September 22, 2012
Plan for Unicode support
Red is growing up fast, even if just born two weeks ago! It is time we implement basic string support so we can do our first, real, hello-word. ;-)
Red strings will natively support Unicode. In order to achieve that in an efficient and cross-platform way, we need a good plan. Here is the list of Unicode native formats used by our main target platforms API:
Windows : UTF-16
Linux : UTF-8
MacOSX/Cocoa : UTF-16
MacOSX/Darwin : UTF-8
Java : UTF-16
.Net : UTF-16
Syllable : UTF-8
All these formats are variable-width encodings, requiring any indexed access to pay the cost of walking through the string.
Fortunately, there are also fixed-width Unicode encodings that can be used to give us back constant time for indexed accesses. So, in order to make it the most space-efficient, Red strings will internally support only these encoding formats:
Latin-1 (1 byte/codepoint)
UCS-2 (2 bytes/codepoint)
UCS-4 (4 bytes/codepoint)
This is not something new, at least Python 3.3 does it in the same way.
Additionally, UTF-8 and UTF-16 codecs will be supported, in order to deal with I/O accesses on host platforms.

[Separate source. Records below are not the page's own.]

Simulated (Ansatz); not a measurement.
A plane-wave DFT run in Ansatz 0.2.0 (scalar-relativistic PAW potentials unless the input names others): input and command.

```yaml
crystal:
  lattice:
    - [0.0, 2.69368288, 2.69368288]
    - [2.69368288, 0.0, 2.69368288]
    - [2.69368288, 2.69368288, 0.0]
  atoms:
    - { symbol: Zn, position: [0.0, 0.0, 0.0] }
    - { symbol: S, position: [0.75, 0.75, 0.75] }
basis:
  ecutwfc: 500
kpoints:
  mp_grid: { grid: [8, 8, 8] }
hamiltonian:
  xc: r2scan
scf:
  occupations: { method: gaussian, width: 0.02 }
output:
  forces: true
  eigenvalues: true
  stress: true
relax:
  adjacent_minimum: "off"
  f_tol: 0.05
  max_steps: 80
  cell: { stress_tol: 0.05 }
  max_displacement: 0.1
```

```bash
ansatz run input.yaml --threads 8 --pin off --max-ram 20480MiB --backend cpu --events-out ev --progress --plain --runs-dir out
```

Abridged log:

Red will use UTF-8 for exchanging strings with outer world by default, except when accessing a UTF-16 API is necessary. Conversion for input and output strings will be done on-the-fly between one of the internal representation and UTF-8/UTF-16. When reading an input string, Red will select the most space-efficient internal format depending on highest codepoint in the input string. Also users should be able to force the encoding of a string to a given internal format, when possible.
So far, this is the plan for additing Unicode to Red, a prototype implementation will be done quickly, so we can fine-tune it if required.
Comments and suggestions are welcome.